How to be a successful self-employed cleaner
09 December 2014
More people than ever are looking for small-time cleaners – from suburban family homes to village halls, there are many spaces around your community in need of a weekly bit of TLC. Rising to meet the need are hundreds of sole traders, working anything from a couple of evenings a week to every day.
A business like this doesn't need to be expensive to run. Careful budgeting on everything from supplies to advertising can free up profit on a level unseen in larger businesses, so read on for tips on how to achieve this...
1) Keep in regular contact with the tax office
It's better to pay the correct tax from day one than to suddenly face a huge bill a couple of years down the line. Some changes in business practice will require slightly different tax accounts, so always check.
2) Use social media to your full advantage
It needn't cost you a penny to advertise your business, as word of mouth is the best form of recommendation for a tradesperson, and social media is like an amplifier for every good job that you do. Streetlife, for example, is an invaluable tool for establishing contacts, from one-off jobs to regulars. The more work you put into your social media presence, the more work you'll find, so it's a good idea to get familiar with the mechanics of the many platforms available. Check out Social Watch for a raft of useful information.
3) Buy in good equipment
If you're cleaning on a casual basis, it may seem daunting to get started without spending a large sum on products and equipment. However, with careful budgeting and a few substitutions, it's possible to make a neat profit even after the taxman has had his due. You have an advantage – there is only one of you. A large cleaning contractor would need to buy equipment in bulk and of lower quality, but you only really need one of everything. Buy mid-to-high range, simple equipment, and take good care of it. Spending a few extra pounds on a good mop is going to save you money in the long run, and allow you to do a better job.

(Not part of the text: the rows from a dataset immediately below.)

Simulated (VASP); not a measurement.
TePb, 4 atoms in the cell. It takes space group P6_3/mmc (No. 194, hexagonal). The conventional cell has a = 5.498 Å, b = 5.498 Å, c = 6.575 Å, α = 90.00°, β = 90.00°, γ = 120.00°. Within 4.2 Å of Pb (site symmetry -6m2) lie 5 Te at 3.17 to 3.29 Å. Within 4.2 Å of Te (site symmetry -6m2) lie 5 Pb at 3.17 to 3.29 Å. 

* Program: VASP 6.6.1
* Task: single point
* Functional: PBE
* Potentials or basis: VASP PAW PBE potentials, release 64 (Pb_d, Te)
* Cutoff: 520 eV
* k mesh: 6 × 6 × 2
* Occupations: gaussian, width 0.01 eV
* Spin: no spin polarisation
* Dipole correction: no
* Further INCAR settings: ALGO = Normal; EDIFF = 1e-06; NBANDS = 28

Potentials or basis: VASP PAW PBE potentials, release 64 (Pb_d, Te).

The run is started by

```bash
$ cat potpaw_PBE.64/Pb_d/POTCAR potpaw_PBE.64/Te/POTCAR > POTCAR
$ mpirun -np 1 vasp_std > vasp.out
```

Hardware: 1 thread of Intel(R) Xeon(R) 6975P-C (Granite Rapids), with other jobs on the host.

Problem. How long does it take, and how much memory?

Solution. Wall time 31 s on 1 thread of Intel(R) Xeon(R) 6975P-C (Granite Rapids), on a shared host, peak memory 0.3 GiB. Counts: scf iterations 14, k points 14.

4) Research traditional cleaning methods
White vinegar, bicarbonate of soda, and lemon juice are your friends. Where a large cleaning contractor needing to clean an entire building would need gallons of specialist window-cleaning solution, you can get the same results with vinegar, water and newspaper. Limescale lifts as easily with vinegar as with a de-scaler.
Think of how you'd save money cleaning your own home, and do the maths to see if it's cost effective to scale it up a little – most of the time, it will be. If you do need to buy cleaning products, buy good ones. The more effective it is, the less you'll need, and the more you'll save. Cleanipedia is a useful resource for budget cleaning tips.
5) How to charge
The more you clean, the quicker you get, and if you charge an hourly rate, sooner or later you're going to be doing twice the work for half the wage. It's best to lay out a set of services and costs for each client, for example "Clean six small windows" and "Mop 5m x 5m room", and put several items on each invoice. There's no need to get too in-depth, but keeping some perspective on what you're doing will make it easier for you to calculate how much each job is costing you to do.